Some of you might be thinking that why am I writing a blog post on collision avoidance. Isn’t it already there in Ardupilot? Afterall there is even a dedicated wiki to explain precisely how it works right? Well, I agree with you, but you see there are a few shortcomings with that approach. First, you need an expensive sensor like the LightWare SF40C to compute the distance from the obstacles. Let us assume that you saved a few bucks (~1k for LightWare SF40C) and managed to get it and took your drone out to play around or to brag about the cool sensor you just bought to your friends and you notice that the drone is still unable to fly through narrow passages or sometimes just fails to find a way around the obstacles. Well, I know the feeling. And then there is this thing which probably bothers me the most that why can’t I do autonomous navigation giving just the goal and copter does the rest even if it is in a maze-like environment. So I thought to myself that wouldn’t it be awesome to have a completely autonomous system which can use a cheap stereo camera (going for 60$ to 80$ these days) and do all of these things.
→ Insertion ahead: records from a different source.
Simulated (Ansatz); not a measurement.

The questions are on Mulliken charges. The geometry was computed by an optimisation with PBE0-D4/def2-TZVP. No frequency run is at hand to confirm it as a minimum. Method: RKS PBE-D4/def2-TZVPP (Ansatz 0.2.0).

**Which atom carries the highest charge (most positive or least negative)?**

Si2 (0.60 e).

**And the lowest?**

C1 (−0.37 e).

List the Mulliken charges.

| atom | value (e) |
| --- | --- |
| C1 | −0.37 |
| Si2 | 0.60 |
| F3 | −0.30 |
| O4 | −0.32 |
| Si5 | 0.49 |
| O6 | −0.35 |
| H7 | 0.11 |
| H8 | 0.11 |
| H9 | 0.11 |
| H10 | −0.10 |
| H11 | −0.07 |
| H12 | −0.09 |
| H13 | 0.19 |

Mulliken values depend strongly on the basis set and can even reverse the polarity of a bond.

This summer, I am quite excited to be working on doing the same as a part of GSoC 2018! So basically my proposal is divided into two parts, first is the real-time 3D mapping and second is goal-directed planning for obstacle avoidance. The idea is to keep on generating the 3D map of the environment on the fly and try to reach to the goal point by reactively computing intermediate waypoints to the final goal which avoids the obstacles registered on the map. The computation of map and the trajectories can be done on a companion computers like Raspberry Pi or Odroid.
Let’s talk some more about the 3D mapping framework and how it will work. As mentioned above, I am using a stereo camera which gives us the depth information of the environment. The way this works is that we try to figure out where exactly an arbitrary point say [x, y, z] projects into both the cameras (pixel coordinates). Using this information for every point in the left and right pair of images we create a disparity map like this:
This disparity map can then be projected into a point cloud if we know the baseline between the two cameras. Thankfully all of this is can be implemented using simple OpenCV functions. The end result is that for every image frame we have a 3D point cloud which can now be used for mapping.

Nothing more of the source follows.